Steve Kloves' impressive, highly entertaining directorial debut centers on the Baker boys (played by real-life brothers Jeff and Beau Bridges), siblings who have a two-piano act that plays at Seattle's downbeat cocktail lounges.
Though working together, the two brothers represent opposite types. Jeff is a bitter loner whose ambition is to be a jazz musician, not a hack. In contrast, Beau is a family man content to spend his days giving piano lessons and his nights doing cheery canned repartee and playing pop tunes with his brother.
The only thing the loser brothers agree about is that their act needs some new blood, new energy to jazz it up, since they don't get many engagements and some of the existing ones are cancelled. Enter Susie Diamond (Michelle Pfeiffer), a tough, cynical former hooker, whose presence immediately revives the act, but also complicates matters when Jeff falls for her.
As writer, Kloves is responsible for sharp and biting dialogue, and he is also good as a helmer, considering that this is his first feature, creating the right mood and atmopshere for each scene. Kloves has also coaxed strong performances from the central trio of thesps, particularly Pfeiffer, who has one show-stopping number ("Makin' Whoopee") that she sings atop a piano in a sexy red dress. It's an indelible image, courtesy of the brilliant cinematographer Michael Ballhaus (Oscar-nominated).
Jake Baker (Jeff Bridges)
Frank Baker (Beau Bridges)
Susie Diamond (Michelle Pfeiffer)
Nina (Ellie Raab)
Lloyd (Xander Berkeley)Charlie (Dakin Matthews)
Ray (Ken Lerner)
Henry (Albert Hall)
Girl in bed (Terri Treas)
Vince Nancy (Gregory Itzin)
You can spot Jennifer Tilly (then better known as sister of Meg) as a ditzy singer, rendering an awkward version of "Candy Man."

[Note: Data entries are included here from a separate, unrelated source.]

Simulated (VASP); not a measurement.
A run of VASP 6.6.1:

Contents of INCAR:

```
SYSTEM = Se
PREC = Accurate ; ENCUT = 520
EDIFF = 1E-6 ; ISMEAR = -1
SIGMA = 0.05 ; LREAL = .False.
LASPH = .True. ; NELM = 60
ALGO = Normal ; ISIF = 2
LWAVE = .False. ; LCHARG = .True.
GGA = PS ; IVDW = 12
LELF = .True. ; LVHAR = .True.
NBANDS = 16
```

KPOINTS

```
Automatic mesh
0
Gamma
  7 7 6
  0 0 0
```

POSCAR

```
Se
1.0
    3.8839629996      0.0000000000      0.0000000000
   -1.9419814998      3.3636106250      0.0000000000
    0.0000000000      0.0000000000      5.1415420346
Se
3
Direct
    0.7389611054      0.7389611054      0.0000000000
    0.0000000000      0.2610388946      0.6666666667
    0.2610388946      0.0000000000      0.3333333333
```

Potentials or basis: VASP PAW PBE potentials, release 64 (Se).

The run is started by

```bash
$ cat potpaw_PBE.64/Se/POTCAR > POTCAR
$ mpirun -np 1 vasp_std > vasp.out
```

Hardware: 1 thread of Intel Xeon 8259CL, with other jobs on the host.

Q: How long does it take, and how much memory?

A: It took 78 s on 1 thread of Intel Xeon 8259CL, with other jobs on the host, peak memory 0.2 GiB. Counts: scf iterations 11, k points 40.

Steve Kloves would go on to script the "Harry Potter" film franchise.
Oscar Nominations: 4
Actress: Michelle Pfeiffer
Cinematography: Michael Ballhaus
Original Score: David Grusin
Film Editing: William Steinnkamp
Oscar Awards: None
"Fabulous Baker Boys" lost in each of its four nominated categories. In 1989, Michelle Pfeiffer swept most of the critics kudos for her fabulous performance, but the winner was Jessica Tandy in "Driving Miss Daisy"; the sentimental factor worked in Tandy's favor, plus it's always easier to win if you performance is contained in a Best Picture nominee, as Tandy's was in "Miss Daisy," which won Best Picture.
The Cinematography Oscar went to vet Freddie Francis for "Glory"; the Editing Oscar went to David Brenner and Joe Hutshing for "Born on the Fourth of July"; and the Original Score Oscar was won by Alan Menken for "The Little Mermaid."